1995 results reflected higher product and core returns which are reflected as
reductions to arrive at net sales. The higher returns were due to customers
returning units without replacement sales. Total product and core returns,
reflected as reductions in net sales, were 39% in 1996 compared to 45%
in 1995.
Carburetor sales were 62% of net sales in the first nine months of 1996
compared to 30% in 1995.
Cost of products sold was 83% of net sales in 1996 compared to 101% in 1995.
The reduction in cost of products sold is attributed to the Company's 1995
decision to exit lower margin passenger car electrical and mechanical product
lines. 1995 results were also negatively impacted by a $3.5 million write
down of inventories due to that decision.
Selling, distribution and administrative expenses were $3.4 million in the
first nine months of 1996 compared to $10.6 million for the same period
in 1995. Cost reductions resulting from the Company's 1995 decision to exit
certain markets, close one manufacturing facility and downsize another
manufacturing facility accounted for a large part of the decrease.
1995 results reflect a $1.3 million pretax special charge to earnings
reflecting the company's decision to exit the manufacture and sale of
passenger car electrical and mechanical products to wholesale distributors
and retailers.
Interest expense was $1.2 million in 1996 compared to $1.8 million in the
prior year due to lower average outstanding borrowings. The Company reduced
borrowings through 1996 primarily through sales of assets related to the
discontinued business lines. Interest expense is expected to be lower in
future periods as a result of the lower debt levels. Income tax provisions
in 1996 and 1995 were minimal due to the company's net operating loss carry
forward position.
Liquidity and Capital Resources
Working Capital
Net working capital on September 29, 1996 was negative $(8.6) million
compared to negative $(11.2) million on December 31, 1995.
The improvement in net working capital primarily arose from proceeds from the
sale of idle facilities and equipment being used to pay down bank debt, which
is classified as a current liability. These assets were held as security
under the bank agreement.
At September 29, 1996 the Company has classified $6 million of outstanding
debt and a $1.5 million capitalized lease obligation as current liabilities.
The amount of outstanding loans under the bank lines were $5.9 million on
September 29, 1996 versus $11.6 million on December 31, 1995.

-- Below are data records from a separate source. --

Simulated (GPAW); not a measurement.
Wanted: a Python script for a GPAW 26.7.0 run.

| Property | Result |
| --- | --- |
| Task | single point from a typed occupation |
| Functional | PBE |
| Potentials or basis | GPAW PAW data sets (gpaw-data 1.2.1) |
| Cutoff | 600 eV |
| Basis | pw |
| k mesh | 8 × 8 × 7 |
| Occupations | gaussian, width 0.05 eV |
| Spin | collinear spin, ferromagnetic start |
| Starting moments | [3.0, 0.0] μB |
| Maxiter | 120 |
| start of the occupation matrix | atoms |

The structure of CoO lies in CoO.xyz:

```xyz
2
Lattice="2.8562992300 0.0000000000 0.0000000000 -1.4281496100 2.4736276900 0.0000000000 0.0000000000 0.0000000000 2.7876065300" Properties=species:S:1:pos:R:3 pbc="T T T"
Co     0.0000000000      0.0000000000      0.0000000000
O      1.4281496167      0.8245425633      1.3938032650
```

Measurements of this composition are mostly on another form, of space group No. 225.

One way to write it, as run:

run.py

The Company is continuing to generate cash from assets idled by its 1995
decision. However, the amount of cash generated in the future is expected to
be significantly lower than that generated in the prior three quarters. In
the fourth quarter, the Company completed the sale of its last remaining idle
facility for approximately $300,000. The proceeds of the sale were used to
reduce bank debt.
The Company has had discussions with a representative group of its trade
creditors regarding an agreement to settle their unsecured claims. The
Company cannot predict the outcome of these discussions. The result of
these discussions could have a significant impact on future operations and
on net working capital.
Debt
The Company amended its bank credit agreement on July 1, 1996. This
amendment expired on September 30, 1996. The banks have continued to fund
the Company's operations under substantially the same terms as in effect
under the expired extension.
The Company has been in discussion with its banks regarding a long term
financing arrangement through 1997 which contemplates an agreement with its
unsecured creditors. Discussions between the Company and a panel representing
its unsecured creditors have continued through the third quarter. The Company
is working to finalize agreements with the banks and unsecured creditors in
the fourth quarter. There can be no assurance, however, that such agreements
will be obtained. Without long term financing and an agreement with the
unsecured creditors, the Company would not have sufficient funds to meet its
obligations and would need to seek court protection.
The Company's financial statements are prepared on a going concern basis and
do not contain adjustments which may be necessary should the Company be
forced to liquidate assets or take other actions to satisfy debt payments.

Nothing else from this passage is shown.